Skip to main content
Full Methodology

How the Bureau scores tools and classifies news

This page covers the complete methodology in two parts. Jump to the section you need.

⚙️ Part 1 — StackScore Tools™⚡ Part 2 — StackScore News™
Part 1 of 2

StackScore Tools™

Every AI tool is scored across 4 intelligence layers by a team of specialist agents. No single agent decides. Rank applies a fixed formula and Pulse audits every run before a score goes live.

The Formula

Rank is the only agent that writes the final stackscore. The weights below are fixed — no agent can override them.

stackscore = ROUND(
  operational_score    × 0.40   // 40% — Can it improve real workflows?
  trust_score          × 0.25   // 25% — Can it be trusted operationally?
  market_score         × 0.20   // 20% — Does it matter in the ecosystem?
  infrastructure_score × 0.15   // 15% — Can it anchor a durable AI stack?
)
Operational40%

Does it work in real workflows?

Trust25%

Can you trust it with real data?

Market20%

Does it matter in the ecosystem?

Infrastructure15%

Can it anchor a durable stack?

Confidence Formula

Every score has a confidence value (0–1). Low confidence = fewer sources, high variance, or missing data. Rank cannot inflate confidence — it can only cap it down.

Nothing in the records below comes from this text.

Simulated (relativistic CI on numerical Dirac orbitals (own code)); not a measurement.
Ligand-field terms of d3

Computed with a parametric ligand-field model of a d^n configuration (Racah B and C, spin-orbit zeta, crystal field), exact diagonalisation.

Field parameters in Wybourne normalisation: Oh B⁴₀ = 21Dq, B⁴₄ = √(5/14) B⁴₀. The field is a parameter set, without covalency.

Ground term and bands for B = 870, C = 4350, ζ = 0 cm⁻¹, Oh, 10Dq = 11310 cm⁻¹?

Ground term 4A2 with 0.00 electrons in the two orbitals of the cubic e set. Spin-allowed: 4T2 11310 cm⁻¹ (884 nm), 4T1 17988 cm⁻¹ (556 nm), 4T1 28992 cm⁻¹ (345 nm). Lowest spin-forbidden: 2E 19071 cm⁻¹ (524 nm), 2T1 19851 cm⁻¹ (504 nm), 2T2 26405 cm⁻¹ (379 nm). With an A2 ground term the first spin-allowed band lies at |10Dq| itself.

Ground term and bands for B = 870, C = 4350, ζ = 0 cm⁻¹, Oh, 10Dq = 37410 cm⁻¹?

base = average(operational_conf, trust_conf, market_conf, infra_conf)

penalties:
  −0.10  if ANY dimension evidence_count < 3
  −0.15  if score spread (max_dim − min_dim) > 35
  −0.05  if ANY dimension confidence < 0.60
  −0.08  if total evidence_count < 10

bonuses:
  +0.05  if ALL dimension evidence_count >= 8
  +0.03  if ALL dimension confidence >= 0.75

floor: 0.40   ceiling: 0.97   (cannot exceed 0.90 unless evidence_count ≥ 12)
Dynamic Indicators

Rank sets these badges on each tool after every evaluation. They appear on tool pages.

rising_momentumScore ≥ 5 points higher than previous entry
reliability_decliningScore ≥ 5 points lower than previous entry
hype_riskTrust score is 20+ points below operational score
enterprise_breakoutTrust ≥ 85 AND Infrastructure ≥ 85
new_entryNo prior row in stackscore_history for this tool
verifiedConfidence ≥ 0.85 AND total evidence_count ≥ 10
evidence_gapTotal evidence_count < 6 across all dimensions
DIM 1Operational Intelligence
40%QUILL

Core question: Can this tool improve real workflows?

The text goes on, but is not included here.